MainProcess      [ 0.00s] Hello, nested coroutine!
MainProcess      [ 0.00s] Hello, sleeping_func!
MainProcess      [ 0.00s] Hello, nested coroutine!
MainProcess      [ 0.00s] nested coroutine is finished.
MainProcess      [ 0.00s] sleeping_func is finished.
MainProcess      [ 1.00s] nested coroutine is finished.
MainProcess      [ 1.01s] sleeping_func is finished.
MainProcess      [ 2.00s] nested coroutine is finished.
MainProcess      [ 2.01s] sleeping_func is finished.
MainProcess      [ 3.00s] nested coroutine is finished.
MainProcess      [ 3.01s] sleeping_func is finished.
MainProcess      [ 3.01s] 0
MainProcess      [ 3.01s] 1
MainProcess      [ 3.01s] 2
MainProcess      [ 3.01s] 3

In case of control over the awaiting behaviour you could use wait method for timeouts or different completion conditions:

...

async def main():
    tasks_workers = [asyncio.create_task(sleeping_func(i)) for i in range(4)]
    # Some concurrent code

    done, pending = await asyncio.wait(tasks_workers, timeout=2)

    for task in done:
        print(f"{task.get_name()} is finished. Result: {task.result()}")

    for task in pending:
        print(f"{task.get_name()} is still pending...Cancelling...")
        task.cancel()
...

MainProcess      [ 0.00s] Hello, sleeping_func!
MainProcess      [ 0.00s] Hello, nested coroutine!
MainProcess      [ 0.00s] Hello, sleeping_func!
MainProcess      [ 0.00s] Hello, nested coroutine!
MainProcess      [ 0.00s] Hello, sleeping_func!
MainProcess      [ 0.00s] Hello, nested coroutine!
MainProcess      [ 0.00s] Hello, sleeping_func!
MainProcess      [ 0.00s] Hello, nested coroutine!
MainProcess      [ 0.00s] nested coroutine is finished.
MainProcess      [ 0.00s] sleeping_func is finished.
MainProcess      [ 1.00s] nested coroutine is finished.
MainProcess      [ 1.01s] sleeping_func is finished.
MainProcess      [ 2.00s] Task-3 is finished. Result: 1
MainProcess      [ 2.00s] Task-2 is finished. Result: 0
MainProcess      [ 2.01s] Task-5 is still pending...Cancelling...
MainProcess      [ 2.01s] Task-4 is still pending...Cancelling...

lock, queue

If you need to control access to a shared resources like: lists, dicts, or any mutable objects, file or network connection, a lock can ensure that only one coroutine uses the resource at any given time, preventing conflicts or corruption:

...

async def my_worker(lock):
    print("Attempting to attain lock")

    async with lock:
        print("Currently locked")
        await asyncio.sleep(2)

    print("Unlocked from critical section")


async def main():
    lock = asyncio.Lock()
    tasks = [asyncio.create_task(my_worker(lock)) for i in range(2)]

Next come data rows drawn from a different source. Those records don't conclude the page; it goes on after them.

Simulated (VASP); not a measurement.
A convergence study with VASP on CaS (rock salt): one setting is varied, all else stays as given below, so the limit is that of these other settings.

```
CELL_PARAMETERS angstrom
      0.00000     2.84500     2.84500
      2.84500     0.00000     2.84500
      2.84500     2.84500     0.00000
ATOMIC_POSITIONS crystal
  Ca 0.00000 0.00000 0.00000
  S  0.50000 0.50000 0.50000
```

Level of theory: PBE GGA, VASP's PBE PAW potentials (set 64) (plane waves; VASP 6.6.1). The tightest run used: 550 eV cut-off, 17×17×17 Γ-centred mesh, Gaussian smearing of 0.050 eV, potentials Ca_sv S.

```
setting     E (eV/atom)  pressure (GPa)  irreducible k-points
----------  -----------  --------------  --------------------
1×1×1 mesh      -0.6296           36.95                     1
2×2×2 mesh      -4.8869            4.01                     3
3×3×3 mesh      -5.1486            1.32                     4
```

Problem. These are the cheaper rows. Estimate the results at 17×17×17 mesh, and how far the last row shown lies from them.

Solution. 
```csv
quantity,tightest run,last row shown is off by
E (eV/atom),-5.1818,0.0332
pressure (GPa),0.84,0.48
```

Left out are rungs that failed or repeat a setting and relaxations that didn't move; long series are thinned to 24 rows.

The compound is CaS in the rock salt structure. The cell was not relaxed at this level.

    await asyncio.wait(tasks)


if __name__ == "__main__":
    loop = asyncio.get_event_loop()
    loop.run_until_complete(main())
    print("All workers completed.")
    loop.close()

MainProcess      [ 0.00s] Attempting to attain lock
MainProcess      [ 0.00s] Currently locked
MainProcess      [ 0.00s] Attempting to attain lock
MainProcess      [ 0.00s] Currently locked
MainProcess      [ 2.00s] Unlocked from critical section
MainProcess      [ 2.01s] Unlocked from critical section
MainProcess      [ 2.01s] All workers completed.

Do not use the lock in case of non-shared resources, read-only access (not needed) or high-performance scenario (slows it down).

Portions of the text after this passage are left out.